Why We're Boycotting Thanksgiving With the Extended Family This Year
For us, it always begins with the negotiations in September and October. Since my parents divorced nearly two decades ago, I have had to manage a giant dose of guilt when it comes to figuring out where to spend my holidays. Even though my father passed away a few years ago, his family is still fair game. Then I got married and complicated things by having to work my husband’s family into the mix as well. Every year someone’s feelings are hurt, someone gets passive-aggressive, and/or someone’s parents have to spend the holiday with their children’s in-laws. None of it is ideal.

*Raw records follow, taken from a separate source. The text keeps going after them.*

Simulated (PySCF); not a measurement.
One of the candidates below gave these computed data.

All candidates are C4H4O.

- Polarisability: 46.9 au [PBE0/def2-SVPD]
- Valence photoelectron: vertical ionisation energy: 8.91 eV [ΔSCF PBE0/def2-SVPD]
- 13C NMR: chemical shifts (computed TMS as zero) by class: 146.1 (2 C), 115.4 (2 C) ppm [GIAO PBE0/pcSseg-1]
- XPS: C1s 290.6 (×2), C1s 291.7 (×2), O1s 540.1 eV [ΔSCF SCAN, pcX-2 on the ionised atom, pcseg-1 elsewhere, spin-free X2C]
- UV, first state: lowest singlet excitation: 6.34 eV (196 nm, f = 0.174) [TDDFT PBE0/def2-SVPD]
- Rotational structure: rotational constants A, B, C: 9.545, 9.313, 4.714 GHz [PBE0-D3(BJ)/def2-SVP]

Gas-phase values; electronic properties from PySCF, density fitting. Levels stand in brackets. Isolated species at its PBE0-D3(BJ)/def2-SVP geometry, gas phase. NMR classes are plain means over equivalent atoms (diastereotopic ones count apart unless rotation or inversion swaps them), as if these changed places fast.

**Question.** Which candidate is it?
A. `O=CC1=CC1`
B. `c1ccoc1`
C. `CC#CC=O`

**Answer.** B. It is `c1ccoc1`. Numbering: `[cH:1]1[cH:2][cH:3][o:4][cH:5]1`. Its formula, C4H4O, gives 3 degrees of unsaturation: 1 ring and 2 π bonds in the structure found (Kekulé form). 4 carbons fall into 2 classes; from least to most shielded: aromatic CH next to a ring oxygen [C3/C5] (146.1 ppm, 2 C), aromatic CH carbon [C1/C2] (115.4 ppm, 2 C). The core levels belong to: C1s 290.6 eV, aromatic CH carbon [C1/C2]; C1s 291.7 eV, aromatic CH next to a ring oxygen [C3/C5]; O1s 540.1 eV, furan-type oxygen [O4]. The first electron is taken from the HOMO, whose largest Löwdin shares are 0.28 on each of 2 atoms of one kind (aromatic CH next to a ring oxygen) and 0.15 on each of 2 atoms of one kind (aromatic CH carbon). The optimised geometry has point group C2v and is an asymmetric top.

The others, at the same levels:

This year, we threw a newborn into play. He could have greatly complicated Thanksgiving Day affairs, but it turns out that he was our saving grace. Because on top of the guilt trips, my husband and I would have had to endure lugging our two small children to the dinner. That means packing up virtually all of our belongings for the four-hour event (if you have a baby, you understand this), keeping a two-year-old and a six-week-old calm during holiday traffic, and throwing caution to the wind as we watched naptime fly right out the car window. Once at the gathering, my husband would be chasing our two-year-old, and attempting to get him (a notoriously picky eater) to consume at least something of substance. I would be camped out on the couch, nursing and burping the baby ad nauseam. The mood of the event would be cordial on the surface as we all negotiated the tightrope that is unspoken family drama. We would narrowly avoid discussion of the election, and would smile through any snide comments that escaped our relatives’ cabernet-stained loose lips. We would take turns shoving food down our throats (with little chance that we could all join the rest of the family at the dinner table at the same time), and then bolt out the door before the kids started melting down, screaming from exhaustion. We would get home, put everyone to bed, and then collapse on the couch with a food hangover and debilitating fatigue, knowing full well that in two short hours the baby would be awake and expecting to be fed again.
What we're doing instead this year:
Only this year, my beautiful baby boy has given us an out. Whether our older relatives can remember it or not, having a newborn is hard. And taking a newborn anywhere is even harder. So this year, we opted for easy. Call us crazy or selfish, but we just couldn’t muster the energy to play the holiday game with our two little kids. No, this year, we are choosing a relaxing, positive experience, on our own terms. We will be getting our meal catered by a local restaurant. And then the four of us will spend Thanksgiving morning watching the Macy’s parade on TV while baking cookies and pie – a tradition I hope to keep up with my kids in the future. This year we will celebrate a major holiday for the first time as a family of four. We’ll nap when we want, go to bed when we want, and maybe even wear PJs all day without having to leave the house once. We will give thanks for having a beautiful home to call our own (as this will also be our first Thanksgiving since buying our house), for having each other, and for having the luxury of choosing where to spend the holiday. All of that certainly sounds more in line with the spirit of Thanksgiving than the alternative. Because somewhere along the way, guilt trips and obligation became the norm, but that’s not what it’s supposed to be about.
Next year, I am sure that we’ll be back to playing the holiday game and packing up our two toddlers for a day of family drama and pie à la mode. But this year is ours, and I couldn’t be more grateful.